Room-localized spoken command recognition in multi-room, multi-microphone environments☆,☆☆
Introduction
Significant research effort has been devoted over the past decades to the design of Voice-enabled User Interfaces (VUIs) for natural, hands-free human-computer interaction. Such interfaces have typically been employed in interactive voice response systems at call centers and, more recently, in personal assistant applications on personal computers or smartphones (Schalkwyk et al., 2010). State-of-the-art developments in acoustic modeling for speech recognition (Hinton, Deng, Yu, Dahl, Mohamed, Jaitly, Senior, Vanhoucke, Nguyen, Sainath, Kingsbury, 2012, Yu, Deng, 2015) have certainly contributed a lot to making VUIs practically usable in a variety of everyday environments; however, untethered, far-field, and always-listening operation, robust to noise, still constitutes a challenge that limits their universal applicability.
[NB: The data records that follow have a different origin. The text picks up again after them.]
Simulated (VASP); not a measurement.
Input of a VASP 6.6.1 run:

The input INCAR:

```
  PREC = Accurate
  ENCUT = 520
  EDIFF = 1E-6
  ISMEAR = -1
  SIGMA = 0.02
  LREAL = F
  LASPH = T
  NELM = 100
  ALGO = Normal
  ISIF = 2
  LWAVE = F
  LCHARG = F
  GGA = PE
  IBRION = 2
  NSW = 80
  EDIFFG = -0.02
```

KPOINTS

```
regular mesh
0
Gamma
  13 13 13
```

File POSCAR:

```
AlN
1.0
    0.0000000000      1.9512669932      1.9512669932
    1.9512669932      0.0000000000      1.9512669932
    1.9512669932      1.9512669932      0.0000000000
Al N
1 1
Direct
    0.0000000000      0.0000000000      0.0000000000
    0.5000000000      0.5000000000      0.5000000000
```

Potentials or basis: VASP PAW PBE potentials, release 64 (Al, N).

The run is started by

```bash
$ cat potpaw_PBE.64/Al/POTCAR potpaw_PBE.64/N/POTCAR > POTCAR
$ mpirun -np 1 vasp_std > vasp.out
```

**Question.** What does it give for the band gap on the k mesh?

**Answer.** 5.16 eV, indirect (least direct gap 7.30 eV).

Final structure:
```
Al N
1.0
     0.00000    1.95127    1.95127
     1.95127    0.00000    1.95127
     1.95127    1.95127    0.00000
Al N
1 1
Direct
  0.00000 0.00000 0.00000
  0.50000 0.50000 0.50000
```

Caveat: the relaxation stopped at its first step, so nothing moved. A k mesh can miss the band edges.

This challenge remains prominent in the very active research area of ambient assisted living inside smart homes, where, among others, VUIs are seen as crucial to the occupants’ safety and well-being (Edwards, Grinter, 2001, Chan, Estve, Escriba, Campo, 2008, Vacher, Caffiau, Portet, Meillon, Roux, Elias, Lecouteux, Chahuara, 2015). Indeed, domestic environments typically exhibit inter-room interference, frequent overlaps of various acoustic events and background noise with target speech, and moderate-to-high reverberation, when the acoustic scene is captured by far-field microphones, as is desired in an always-listening, untethered operation scenario. Similar conditions are present in additional everyday indoors environments, for example multi-room offices. Not surprisingly, Distant Speech Recognition (DSR) performance under such conditions lags dramatically compared to close-talking, noise-free scenarios (Kumatani et al., 2012).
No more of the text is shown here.